Optimality Optimal Value Functions

3.8 Optimal Value Functions

Solving a reinforcement learning task means finding a policy that achieves a lot of reward over the long run. For finite MDPs, we can define an :

optimal policy:
- for all $s \in \mathcal{S}$
- $\pi_*$ is an optimal policy if for all $\pi'$ : $v_{\pi_$}(s) \geq v_{\pi'}(s)$
optimal state-value function :
- for all $s \in \mathcal{S}$

$v_*(s) = max_{\pi} v_{\pi}(s)$

optimal action-value function :
- for all $s \in \mathcal{S}$ and $a \in \mathcal{A(s)}$

$q_*(s,a) = max_{\pi} q_{\pi}(s,a)$

We can write $q_*$ in terms of $v_*$ as follows:

$q_*(s,a) = \mathbb{E} [R_{t+1} + \gamma v_*(S_{t+1}) | S_t = s, A_t = a]$

Because $v_*$ is the value function for a policy, it must satisfy the condition given by the Bellman equation for state values. Because it is the optimal value function $v_*$ 's consistency condition can be written in a special form without reference to any specific policy.

This is the Bellman equation for $v_*$ or the Bellman optimality equation. $\begin{align} v_*(s) &= \max_{a \in \mathcal{A(s)}} q_{\pi_*}(s, a)\\ &= \max_{a} \mathbb{E}_{\pi_*} [G_t | S_t = s, A_t = a]\\ &= \max_{a} \mathbb{E}_{\pi_*} [\sum_{k=0}^{\infty} \gamma^k R_{t+k+1} | S_t = s, A_t = a]\\ &= \dotsi\\ &= \max_{a} \mathbb{E}_{\pi_*} [R_{t+1} + \gamma v_*(S_{t+1}) | S_t = s, A_t = a]\\ &= \max_{a \in \mathcal{A(s)}} \sum_{s',r} p(s',r|s,a)[r + \gamma v_*(s')] \end{align}$

The last two equation are two forms of the Bellman optimality equation for $v_*$ The Bellman optimality equation for $q_*$ is

$\begin{align} q_*(s,a) &= \mathbb{E} [R_{t+1} + \gamma \max_{a'} q_*(S_{t+1}, a') | S_t = s, A_t = a]\\ &= \sum_{s',r} p(s',r |s, a) [ r+ \gamma \max_{a'} q_*(s', a') ] \end{align}$

For finite MDPs, the Bellman optimality equation has a unique solution independent of the policy. The Bellman optimality equation is actually a system of equation, one for each state, so if there are N states, then there are N equations in N unknowns.

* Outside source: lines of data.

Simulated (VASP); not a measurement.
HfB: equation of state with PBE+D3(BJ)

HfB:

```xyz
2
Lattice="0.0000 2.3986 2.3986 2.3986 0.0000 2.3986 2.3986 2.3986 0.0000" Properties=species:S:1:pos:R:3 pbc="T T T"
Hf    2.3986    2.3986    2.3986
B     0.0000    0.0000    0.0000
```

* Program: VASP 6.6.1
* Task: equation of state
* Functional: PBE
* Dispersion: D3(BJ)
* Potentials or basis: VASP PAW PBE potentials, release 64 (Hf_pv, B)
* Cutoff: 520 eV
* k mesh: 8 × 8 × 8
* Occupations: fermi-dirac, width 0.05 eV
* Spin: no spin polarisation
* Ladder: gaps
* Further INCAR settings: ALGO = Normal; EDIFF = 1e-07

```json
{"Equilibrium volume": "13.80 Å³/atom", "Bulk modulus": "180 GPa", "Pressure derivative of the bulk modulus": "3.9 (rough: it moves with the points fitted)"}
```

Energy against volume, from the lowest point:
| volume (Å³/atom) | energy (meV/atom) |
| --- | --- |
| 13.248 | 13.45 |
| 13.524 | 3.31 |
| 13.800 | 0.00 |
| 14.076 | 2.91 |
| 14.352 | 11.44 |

Once one has $v_*$ , it is easy to determine an optimal policy. For each state s, there will be one or more actions at which the maximum is obtained in the Bellman optimality equation. Any policy that assigns non-zero probability only to these actions is an optimal policy.

Having $q_*$ make it even easier: for any state s, it can simple find any action that maximizes $q_*(s,a)$ . The action-value function effectively caches the results of all one-step-ahead searches.

Many different decision-making methods can be viewed as ways of approximately solving the Bellman optimality equation. The methods of dynamic programming can be related even more closely to the Bellman optimality equation. Many reinforcement learning methods can be clearly understood as approximately solving the Bellman optimality equation, using actual experience transitions in place of knowledge of the expected transitions.